Picking datatype for STATUS fieldsPeter Zaitsev
Quite commonly in the applications you would need to use some kind of “status” field – status of order – “new”, “confirmed”, “in production”, “shipped” status of job, message etc. People use variety of ways to handle them often without giving enough thought to the choice which can cause problems later.
Perhaps worst, though quite common thing is to define such field as VARCHAR(255) . Even though the stored value is often short the full specified length can be used for internal processing, such as when creating temporary table or sorting.
Before we go to the list of variants which can be used lets talk about two important types of these status fields. First is BOOLEAN or YES/NO type. You would frequently see it as columns VISIBLE, DELETED , CAN_ACCESS etc. In case things are as easy as YES/NO using TINYINT UNSIGNED NOT NULL is quite a good idea, though using ENUM is also fine choice as you’re not planning to change allowed values for such field anyway.
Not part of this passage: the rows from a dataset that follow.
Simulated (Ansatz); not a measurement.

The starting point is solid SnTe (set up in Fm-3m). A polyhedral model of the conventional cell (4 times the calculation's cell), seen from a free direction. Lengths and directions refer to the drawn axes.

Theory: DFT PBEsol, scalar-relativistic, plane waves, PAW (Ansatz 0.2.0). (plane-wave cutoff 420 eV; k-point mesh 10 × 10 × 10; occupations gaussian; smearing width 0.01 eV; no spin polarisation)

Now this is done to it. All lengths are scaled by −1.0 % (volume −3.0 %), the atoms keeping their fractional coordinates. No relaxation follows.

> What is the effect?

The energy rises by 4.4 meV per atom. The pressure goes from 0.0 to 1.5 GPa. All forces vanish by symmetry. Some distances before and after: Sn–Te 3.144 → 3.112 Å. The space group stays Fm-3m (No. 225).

For status fields with more than two values there are commonly following choices:
VARCHAR(N) – This is the most straightforward approach though it is also most inefficient one from performance standpoint. However how much of performance are you going to lose? This depends on number of rows as well as their average length. If you have 1000 of rows you would not save much of space by using TINYINT instead of VARCHAR. Same if you have 1000 bytes per row using 10 byte VARCHAR(10) will not waste too much space. The other problem you may run into is slower JOIN performance especially for MyISAM Tables. Though it is solvable as well.
The benefit of using this solution is obviously self documenting. Values such as “New”, “Shipped”, “Confirmed” are much more descriptive than 1,2,3 and do not need to be separately maintained. However this benefit also comes comes as a drawbacks as it is very easy to store not intended statuses in the system and it is harder to spot them. For example you may have somewhere in the code use “Shiped” value which can cause hard to catch errors. Also if you’re using actual values you may have temptation to display them directly in your application interface which can cause extra problems if you need to support multiple languages. In any case if you’re picking this approach you should make sure the values you use are short. Pick 8, may be 12 characters and use single byte character set to keep the size as short as possible.
ENUM – This is what VARCHAR(N) columns get converted during the process of application optimization. It is very nice as it often allows to save on the storage and get extra performance without application modification. ENUM takes just 1 byte for small sets so it is rather efficient. The problem with ENUM is adding new values using traditional way (ALTER TABLE) causes table rebuild which is not acceptable for many environments. It is possible to hack this around though I would not like to do this as a standard production practice. It is also worth to note ENUM comes with couple of gotchas – first if you store value which is not allowed by ENUM list it will be always converted to ” – empty string, the additional ENUM columns can have. The other gotcha is sort order which is done for ENUM in the order in which values are specified in the ENUM declaration – not according to their string values. So make sure to add values specify strings for ENUM in sorted way to get same sorting as before.
TINYINT – Or you can just use TINYINT which has very small footprint, fast for queries and has no problem with adding values to it, however it has also drawback of integer values not being self documenting and can’t be used in interfaces. TINYINT is a good choice if you can maintain a discipline and have the table which has integer to string mapping
or at least have constants with descriptive names defined, so you do not use numbers in the application directly. I prefer to have the table though because correctly architecting your queries you can use such table with very low overhead while it can become very useful if you plan to extend statuses with further meta data, for example descriptive help message, information when this status is added or flag to mark this is deprecated status value and can’t be used.
In general there are reasons to use all 3 approaches in the applications, just do not do it by randomly picked advice but think what kind of application do you have and what are the most important goals for you. Hope this article will help you to do the right pick.